Rudolf II’s reign ended in humiliation — he was forced to abdicate by his own brother in 1611 — and the political tensions he had avoided confronting exploded within years of his death. On 23 May 1618, Protestant Czech nobles threw two Catholic imperial governors and their secretary from a window of Prague Castle — the second Defenestration of Prague — in protest at the Habsburgs’ violation of Protestant religious freedoms. All three survived the 21-metre fall, landing in a dung heap. Catholics declared it a miracle; Protestants suggested the dung was the explanation. The event sparked the Thirty Years War, the most destructive conflict Europe had seen since the Black Death.

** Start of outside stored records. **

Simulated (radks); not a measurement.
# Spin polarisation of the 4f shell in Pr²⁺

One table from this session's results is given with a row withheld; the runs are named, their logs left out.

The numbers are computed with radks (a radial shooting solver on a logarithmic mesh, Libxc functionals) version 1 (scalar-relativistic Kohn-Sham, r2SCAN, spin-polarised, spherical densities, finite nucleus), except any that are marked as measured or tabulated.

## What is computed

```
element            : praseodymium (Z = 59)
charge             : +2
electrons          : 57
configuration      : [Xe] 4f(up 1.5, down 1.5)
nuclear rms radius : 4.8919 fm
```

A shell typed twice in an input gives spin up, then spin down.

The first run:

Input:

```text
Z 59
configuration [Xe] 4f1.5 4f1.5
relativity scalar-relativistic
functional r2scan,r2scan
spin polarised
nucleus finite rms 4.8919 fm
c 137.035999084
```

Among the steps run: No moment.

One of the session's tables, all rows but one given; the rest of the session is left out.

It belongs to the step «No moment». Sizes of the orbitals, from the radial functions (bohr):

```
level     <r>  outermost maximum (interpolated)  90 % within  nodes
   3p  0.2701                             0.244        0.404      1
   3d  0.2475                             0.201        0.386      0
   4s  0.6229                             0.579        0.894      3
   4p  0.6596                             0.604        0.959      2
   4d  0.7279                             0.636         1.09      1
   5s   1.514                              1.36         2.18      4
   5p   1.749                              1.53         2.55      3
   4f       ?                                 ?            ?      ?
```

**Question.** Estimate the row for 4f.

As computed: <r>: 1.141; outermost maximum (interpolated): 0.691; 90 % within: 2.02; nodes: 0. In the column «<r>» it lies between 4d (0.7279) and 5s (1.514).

The Czech phase of the war ended decisively and catastrophically at the Battle of White Mountain (Bílá hora) on 8 November 1620 — a short, brutal engagement fought on a plain west of Prague in which the Protestant Czech-Bohemian army was destroyed in under two hours by the Catholic Habsburg forces. Twenty-seven Czech Protestant leaders were publicly executed in Old Town Square on 21 June 1621. The Czech language was suppressed, Protestantism was banned, the Bohemian nobility was replaced by imported Catholic loyalists, and Bohemia was effectively absorbed into the Habsburg Empire. The trauma of White Mountain haunted Czech national consciousness for three centuries — a wound that did not fully close until 1918.
- Old Town Square — The 27 white crosses set into the cobblestones mark where the Czech Protestant leaders were executed in 1621. Most visitors walk over them without knowing what they are.
- Old Town Hall Tower — The window from which the execution was watched by the Habsburg representatives. The tower offers the best overview of the square and its 27 crosses.
- Bílá hora (White Mountain) — The western Prague suburb where the decisive battle was fought. A Baroque pilgrimage church (Our Lady of Victory) was built on the site. Accessible by tram.
The century and a half following White Mountain transformed Prague’s character fundamentally. The Habsburgs, consolidating their hold on Bohemia, embarked on a massive building programme designed simultaneously to glorify the Church, demonstrate imperial power and physically erase the Protestant built environment. The result was one of the greatest concentrations of Baroque architecture in Europe — the palaces, churches, fountains and garden terraces that give Malá Strana in particular its extraordinary character today.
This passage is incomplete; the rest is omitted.